The Bi-GRU layer exerted little influence on the model compression. Reducing the number of Bi-GRU layers did not alter the file size or the number of parameters in the model. In contrast, the convolutional layer directly affected the number of parameters. Reducing the number of convolutional layers reduced the model size. The number of parameters was not reduced after decreasing the number of GRU layers but decreased rapidly after deleting a convolutional layer. Despite their small size, these models outperformed the reduced baseline. In fact, the performances were similar to those of the adapted model observed in Table 5. It showed difference less than 2%p in all models. The compressed student model maintained the performance of the original student model with minimal parameters.

Discussion

Table 5 is the performance of the first experiment conducted to evaluate whether model adaptation works properly in the proposed approach. In this experiment, we configured two experimental environments by making the teacher model and the student model of the same size. In the first environment with a large network size (about 23.7 million parameters), the performance of the student model was slightly lower than that of the teacher model. On the other hand, in the second environment with a small size (about 9.5 million parameters), the performance of the teacher model decreased significantly, while the performance of the student model was maintained, indicating much better performance than that of the teacher model.

In the proposed approach, a relatively small amount of emotional speech data was added when constructing the student model. Therefore, the results of this experiment indicate that the characteristics of emotional speech were well reflected in the student model even though the amount of emotional speech data was not large, so that the student model worked properly as an adaptive model.
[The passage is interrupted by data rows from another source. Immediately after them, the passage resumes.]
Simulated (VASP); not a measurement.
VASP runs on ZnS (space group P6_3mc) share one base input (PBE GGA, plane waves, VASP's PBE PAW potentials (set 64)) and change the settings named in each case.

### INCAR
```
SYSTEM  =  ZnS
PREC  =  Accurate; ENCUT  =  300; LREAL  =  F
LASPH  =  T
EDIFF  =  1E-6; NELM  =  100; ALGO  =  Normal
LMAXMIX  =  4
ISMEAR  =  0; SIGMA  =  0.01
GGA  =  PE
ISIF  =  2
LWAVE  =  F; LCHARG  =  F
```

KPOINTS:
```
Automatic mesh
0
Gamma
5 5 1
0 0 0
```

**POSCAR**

Table 6 is the performance of the second experiment conducted to check whether model adaptation still works when model compression is performed by knowledge distillation. In this experiment, we fixed the teacher model with a large network size (about 23.7 million parameters) and investigated the performance while changing the network structure of the student model. In the experimental results, all student models with five types of networks showed similar performance for both CER and WER. In particular, even in the simplest structure (two convolutional layers and two Bi-GRU layers), the performance degradation was not significant.

This experimental result demonstrates that model compression and model adaptation work well at the same time through knowledge distillation in the emotional speech recognition task. If the student model was built for the purpose of model compression according to the general knowledge distillation procedure, and emotional speech data was not applied when building the student model, the performance of the student model may have deteriorated significantly. However, the student model built by the proposed method showed good performance, which demonstrates that the student model serves as an acoustic model suitable for emotional speech recognition even though it does not require much emotional speech data.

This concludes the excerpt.